Tuesday, November 14, 2006

I was a lazy dumbass - the tyranny of the macros

I've been further fiddling with the program I talked about HERE.

This time I took a critical look at a bunch of C preprocessor macros I wrote back in the early 1990's. The problem with macros of course is that they get expanded into something. That "something" winds up getting slathered throughout the code and if not carefully considered can result in substantial code bloat. In this case I wrote about 10 new lines of code, twiddled the macros a bit and saw the size of the test suite plunge by about 4K. That's a pretty tidy reduction for a whole 10 LOC worth of new code.

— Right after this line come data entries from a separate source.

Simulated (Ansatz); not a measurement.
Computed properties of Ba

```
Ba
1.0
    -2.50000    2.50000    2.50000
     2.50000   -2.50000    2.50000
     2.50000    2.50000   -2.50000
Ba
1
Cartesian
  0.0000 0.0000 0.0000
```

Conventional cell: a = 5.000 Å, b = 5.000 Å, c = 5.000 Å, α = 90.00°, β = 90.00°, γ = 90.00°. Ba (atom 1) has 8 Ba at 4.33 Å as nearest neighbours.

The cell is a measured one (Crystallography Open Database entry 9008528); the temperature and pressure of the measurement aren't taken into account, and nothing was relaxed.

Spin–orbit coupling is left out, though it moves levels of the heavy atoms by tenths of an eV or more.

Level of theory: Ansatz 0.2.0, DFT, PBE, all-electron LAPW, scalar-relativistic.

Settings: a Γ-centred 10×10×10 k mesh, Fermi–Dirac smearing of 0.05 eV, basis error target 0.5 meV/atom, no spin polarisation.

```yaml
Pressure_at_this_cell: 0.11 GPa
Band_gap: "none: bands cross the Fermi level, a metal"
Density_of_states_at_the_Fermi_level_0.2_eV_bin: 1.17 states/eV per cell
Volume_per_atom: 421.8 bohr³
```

It takes a pretty smart compiler to factor all the replicated junk out and pull it into an internally generated function -- and even then its only going to happen if you've chosen some aggressive space optimization options. Many compilers aren't all that aggressive about space optimizations to begin with because compiler reviewers and benchmarks focus mainly on speed rather than generated code size and often think they're smarter than YOU the programmer are and do things behind your back to actively subvert you if you do happen to want smaller rather than faster code.

4 comments:

Purple Avenger said...

Its mostly a hobby now with me.

I enjoy hacking on stuff like the Linux kernel and device drivers, and laughing heartily at some of the code GCC generates. You might call that stuff a target rich environment ;->

I spent 10 years of my career at IBM doing a test (and performance) work. Some of this stuff around these days is flat out amateur.

Francis W. Porretto said...

This is in part a consequence of the collapse of memory prices, and in about equal part a consequence of the collapse of programmer intelligence.

Abot fifteen years ago I shrank a Motorola 68030 assembler program from over 3 Meg to under 6K by replacing all the macros with subroutine calls. Took about 15 minutes. The original authors, who'd been weeping piteously over their inability to get their program to download onto their MVME-147 board in under an hour (RS-232 download at 9600 baud), hailed me as a genius. I just smiled and went back to work.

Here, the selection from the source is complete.